What are government bonds and how do they differ from shares?

 Government bonds or gilts are investments which can be freely traded and allow governments to tap the international money markets to fund the shortfall between what they spend and what they raise in taxes.

These government bonds provide investors with a fixed rate of return.

What are gilts, bunds, US treasuries and bonds?

 Gilts are the popular name for UK government bonds. Bunds is a similar term for government securities issued by the German government and US treasuries is the term used for similar instruments issued by the Federal Reserve Board in the United States.

How do they work?

 Every traditional gilt edged stock pays out interest twice a year and the amount they pay can be calculated by multiplying the face value of the holding by the coupon or rate of interest shown in the title of the gilt. Thus £100 of Treasury 8% 1999 will always pay two interest payments during the year of £4.

The rate of return is "fixed", not "variable" as it is for ordinary shares, bank and building society deposits.

How risky are they?

There is little or no risk in holding gilt edged stocks as long as they are bought at a price which is below their repayment value of £100. The twice yearly interest payments are guaranteed by the UK government and the repayment value is similarly guaranteed. Thus, if you buy £100 Treasury 8% 1999 at a price of £97, you are certain to receive £8 every year, and you are also certain to receive repayment on your investment at a price £3 greater than today's price in 1999.

Who are they used by?

Gilt edged stocks are used mainly by insurance companies, pension funds, charities and trusts, all of whom generally want safe, high yielding investments. Because there are a large variety of different stocks with different repayment dates, these types of institutions tend to match their liabilities with gilts. Individuals, too, can use them for this purpose, for example to fund a tax liability in a year or two's time or perhaps to plan for retirement on a known date.

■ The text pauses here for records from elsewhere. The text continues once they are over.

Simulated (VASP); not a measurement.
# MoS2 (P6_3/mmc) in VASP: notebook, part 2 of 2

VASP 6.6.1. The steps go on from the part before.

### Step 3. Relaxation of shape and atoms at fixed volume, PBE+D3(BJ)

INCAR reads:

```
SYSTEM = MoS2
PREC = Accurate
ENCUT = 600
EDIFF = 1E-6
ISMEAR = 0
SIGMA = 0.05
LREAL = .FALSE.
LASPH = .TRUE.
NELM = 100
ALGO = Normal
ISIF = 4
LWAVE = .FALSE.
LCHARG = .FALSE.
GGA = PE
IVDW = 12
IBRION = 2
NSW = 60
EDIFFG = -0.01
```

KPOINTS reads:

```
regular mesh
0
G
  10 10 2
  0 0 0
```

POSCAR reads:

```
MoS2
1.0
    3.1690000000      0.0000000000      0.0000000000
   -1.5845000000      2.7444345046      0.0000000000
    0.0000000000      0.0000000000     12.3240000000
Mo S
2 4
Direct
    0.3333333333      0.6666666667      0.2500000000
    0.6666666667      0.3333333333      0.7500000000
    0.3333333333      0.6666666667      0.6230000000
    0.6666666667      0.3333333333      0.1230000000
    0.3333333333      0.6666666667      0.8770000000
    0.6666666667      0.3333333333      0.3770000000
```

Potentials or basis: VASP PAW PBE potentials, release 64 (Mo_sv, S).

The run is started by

What factors determine the price of a bond?

 The return from bonds generally stands a little higher than the return from money in the bank or on deposit at the building society. General movements in interest rates, therefore, affect the prices of a bond because the price per £100 will be forced to move so that the actual return from the gilt always remains slightly ahead. 

 
I understand that it is not just Governments which offer bonds, who else does?

National Governments are not alone in finding that they have a shortfall every year between what they spend and what they can raise and the Local Authorities, in trying to meet the rising social demands of residents - for education, social services, police, etc., - are big users of the bond market. Many of the 100 biggest companies also raise considerable money from bonds, particularly convertible bonds where the cost of raising money is cheaper than borrowing from the bank.

Some investment firms promote corporate bond ISAs - what do they entail and are they a good idea?

The ability to include corporate bonds in Individual Accounts (ISAs) gives investors more flexibility in the sort of securities which can be included. Typically, the yield on shares is relatively low - 3% or 4%. This has tended to put some investors off investing in Corporate Bonds - particularly retired investors who need income.

But now, ISA managers can include corporate bonds and this has had the effect of improving the yield which is available to 7% or 8% or more.

In general, ISAs are a good idea because of their complete exemption from Capital Gains Tax and from Income Tax, but the amount that can be invested is restricted to £7,000 in each financial year per individual. 

From an investor's point of view, are corporate bonds as risky as shares, or even more risky?

 Corporate bonds are less risky than shares for two reasons. Firstly, in falling markets, they tend not to fall as far as ordinary shares because of their yield attractions- e.g. they pay a higher rate of investment return than shares.

Secondly, corporate bonds tend to be higher in the pecking order than ordinary shares if a company goes into liquidation and the assets have to be sold in order to refund as much as possible to investors.

What are junk bonds?

These are the bonds of companies which have gone into liquidation.

Market professionals try to make an assessment of how much the company's assets will raise and from this, how much might be available for the secured corporate bond holders. This gives an approximate indication of the worth of the bond and, after applying a suitable discount, there is the basis of a price at which risk averse investors can dispose of their stock. The buyers of such stocks tend to be those prepared to take a high risk, either that the company will eventually recover or that the liquidator will produce enough to pay off the bond holders at a price higher than they have paid for the stock. This is generally not a market for private investors.